Solutions are not always so easily prescribed. But charities and NGOs should not run scared from providing solid policy advice to government where they can. In this case, Asylum Aid is proud to be working with the 300-plus endorsers of the Charter of Rights of Women Seeking Asylum to point out that one positive step is staring government in the face. The tools for making better policy are in place already – it’s just that so far women seeking asylum have been almost entirely missed out.

The coalition’s strategy [PDF] to End Violence Against Women and Girls was launched in November 2010, and is subject to the occasional media splash. Ministers will report on its progress again this November. Beyond the changes it promises and the resources it allocates, the strategy also represents a welcome consensus on the steps that any decent society should take to protect women from violence.

“No level of violence against women and girls is acceptable in modern Britain or anywhere else in the world,” wrote the Home Secretary in the foreword. As a clarion call, it is encouraging. Committed to plans that weave across several government departments, she promised work that will be “cohesive and comprehensive”.

Except that such grand aims are unlikely to be achieved, at least while the strategy remains in its present form. Those looking for a reference to women seeking asylum – women who have already fled rape, torture and violence, and who need co-ordinated support here as much as anyone – will have to squint into the middle pages, for a single, heavily-qualified sentence that makes no new promises at all.

So the next move for government isn’t a complex one. Asylum Aid and our colleagues are pushing the Home Secretary to include far more detailed plans to assist women seeking asylum when the strategy is revisited in November.

This isn’t a demand for special treatment – just for the same rights as other women.

On the ground, the strategy can help ensure resources are directed where they’re needed. More broadly, it acts as an advertisement for the basic decency with which the UK as a whole approaches the question of women’s rights.

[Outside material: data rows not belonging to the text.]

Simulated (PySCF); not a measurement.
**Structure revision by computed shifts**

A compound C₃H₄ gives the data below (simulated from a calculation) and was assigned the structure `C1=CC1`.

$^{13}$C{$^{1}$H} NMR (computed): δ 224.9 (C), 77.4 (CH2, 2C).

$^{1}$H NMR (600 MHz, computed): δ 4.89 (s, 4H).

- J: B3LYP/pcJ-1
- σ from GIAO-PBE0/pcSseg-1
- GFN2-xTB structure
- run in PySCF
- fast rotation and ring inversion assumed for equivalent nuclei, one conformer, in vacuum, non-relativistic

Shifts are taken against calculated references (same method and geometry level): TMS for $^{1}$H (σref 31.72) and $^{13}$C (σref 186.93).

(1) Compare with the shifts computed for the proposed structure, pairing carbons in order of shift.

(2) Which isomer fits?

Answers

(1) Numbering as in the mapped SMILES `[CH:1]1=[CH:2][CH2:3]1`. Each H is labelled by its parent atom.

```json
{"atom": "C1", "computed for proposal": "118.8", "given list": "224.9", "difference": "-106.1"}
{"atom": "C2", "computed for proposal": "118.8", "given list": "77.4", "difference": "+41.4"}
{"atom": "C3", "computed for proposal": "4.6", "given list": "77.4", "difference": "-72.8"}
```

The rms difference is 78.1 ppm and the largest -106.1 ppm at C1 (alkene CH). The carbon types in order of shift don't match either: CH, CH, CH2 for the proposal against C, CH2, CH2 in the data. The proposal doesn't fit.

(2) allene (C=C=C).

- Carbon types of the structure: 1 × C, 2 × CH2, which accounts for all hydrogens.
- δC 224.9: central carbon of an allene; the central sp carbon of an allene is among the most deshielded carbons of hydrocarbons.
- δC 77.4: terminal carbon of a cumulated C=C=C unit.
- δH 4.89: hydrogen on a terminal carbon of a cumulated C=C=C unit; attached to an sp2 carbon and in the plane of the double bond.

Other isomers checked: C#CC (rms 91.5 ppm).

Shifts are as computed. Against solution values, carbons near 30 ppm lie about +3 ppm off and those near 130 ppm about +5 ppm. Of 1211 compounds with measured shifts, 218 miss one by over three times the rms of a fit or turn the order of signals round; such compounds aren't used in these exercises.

When the feminist lobby of parliament takes place next month, under the guiding hand of UK Feminista, it will bring together campaigners to talk about some of the day’s central themes. These include the need for affordable childcare and the right of women to make decisions concerning their own bodies.

The agenda includes the rights of women seeking asylum, too, and the importance of fair and safe procedures for women forced to flee their homes to save their lives. In the government’s mainstream work so far to tackle violence against women, asylum seekers have been sidelined. It is charities which have pressed for this to change, and it’s now time for the government to catch up.